My most well known photograph? Well, I don’t actually have it.

“What? You don’t have it? How can it be on my TV?”

It’s a little hard to explain. So, let me jump back and forward in time.

Starting off, here’s the picture.

A random discovery in Google Chromecast – land

Every month or so, I get hit up by someone. Reason for that is a photo I captured got picked up by Google Chromecast as one of their “Featured Images”. How this specifically happened involves a lot of luck. In short, I put it on Google+ (the now-dead Google social network), and someone in Google-Chromecast-land found it.

This was in 2015. By the end of that year, it had almost reached 1 billion views. Google+ used to share the view-counts, and it was climbing by tens to hundreds of thousands every day. And people would message me – total strangers, friends – it was pretty cool. Just a photo of their TV and my photo.

Google+ turned off the view-counts, so the last number I had was in November 2015 – it was 983,336,918 views. Them crazy numbers. Goodness knows what it would be now.

Anyways, fast forward a few years, and I still get hit up. Just nice messages, that kinda thing. Photos of televisions, asking “is this yours”. And sometimes – I get asked if it can be printed. And here’s the problem.

Rewind back to that night – I did something stupid

This picture was one of the first photos I shot with a brand-new camera (Sony A7R – 36-megapixel beast). A brand new feature to me was “send to mobile phone”. And so I did. Right there and then, first time, I edited and posted the photo. Job. Done. A couple of weeks later, ping – ping – ping. Notifications started flooding in. Pretty cool. Then I realised this was picked up and used on TVs around the world.

And the picture? It bloody turns out my “send to mobile phone” trick sends a very small, low-resolution image. And stupid me? I deleted the original high-res picture. So, I’ve got this picture going off and I don’t even really have it in printable resolution. Big, big bummer. Especially with the number of people asking me about it. And people went to lengths to find it.

I had to ask – cause, ya know, the internet is big and there’s a bunch of Steven Wright’s around the world (including a very famous one). Turns out if you Google “Steven Wright City” in Google Images, I’m number 1, from a Twitter tweet.

 

So, now… I’ve decided to re-take it. And you download “Docklands at Night” for free from my new site, Photos.Melbourne, in HD. Equally, if you’d like to print it, you can pick up the digital file for $5 and $10, depending on how big you want to print it.

Colour treatments are a little different, but I’m more a fan of this new look. Feels a bit warmer – kinda how I feel about Docklands, these days, I guess.

Looking South with Webb Bridge on the left and apartments on the horizon

Update. Decided to give the treatment a second crack. What do you think?

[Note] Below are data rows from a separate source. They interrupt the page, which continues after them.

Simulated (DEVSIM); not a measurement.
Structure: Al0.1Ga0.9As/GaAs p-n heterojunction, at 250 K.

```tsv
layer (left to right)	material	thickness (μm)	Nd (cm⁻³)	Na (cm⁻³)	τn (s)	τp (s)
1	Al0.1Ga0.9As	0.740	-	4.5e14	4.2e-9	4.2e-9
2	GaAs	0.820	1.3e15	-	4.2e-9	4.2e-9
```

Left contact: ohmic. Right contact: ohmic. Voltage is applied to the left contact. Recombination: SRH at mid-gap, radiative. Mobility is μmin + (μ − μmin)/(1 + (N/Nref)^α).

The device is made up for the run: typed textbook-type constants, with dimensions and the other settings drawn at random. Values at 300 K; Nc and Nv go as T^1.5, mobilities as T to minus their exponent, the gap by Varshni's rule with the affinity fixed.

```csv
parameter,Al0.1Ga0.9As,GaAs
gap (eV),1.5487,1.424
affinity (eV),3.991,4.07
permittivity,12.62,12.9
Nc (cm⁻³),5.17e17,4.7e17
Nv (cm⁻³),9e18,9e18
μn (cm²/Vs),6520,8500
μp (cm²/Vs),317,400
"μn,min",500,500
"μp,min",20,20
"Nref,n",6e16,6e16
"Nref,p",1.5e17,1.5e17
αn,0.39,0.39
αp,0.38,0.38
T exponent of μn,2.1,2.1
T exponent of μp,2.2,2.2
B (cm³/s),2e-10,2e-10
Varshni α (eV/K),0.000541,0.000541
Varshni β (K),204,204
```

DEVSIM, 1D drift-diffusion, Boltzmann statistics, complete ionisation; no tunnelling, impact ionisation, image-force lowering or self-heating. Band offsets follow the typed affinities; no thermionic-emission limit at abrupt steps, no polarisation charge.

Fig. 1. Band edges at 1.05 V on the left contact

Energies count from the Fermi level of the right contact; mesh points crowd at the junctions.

Looking South with Webb Bridge on the left and apartments on the horizon

3 Responses

  1. Dad! // //

    Interesting

    Reply
  2. Rhonda Warburton // //

    Great story Steven. Sort of – that picture should have made you rich! As for the new one – I’m with you – prefer the warmer one!

    Reply
    • Steven // //

      “Sort of” – haha, guess these are sort-of-the times!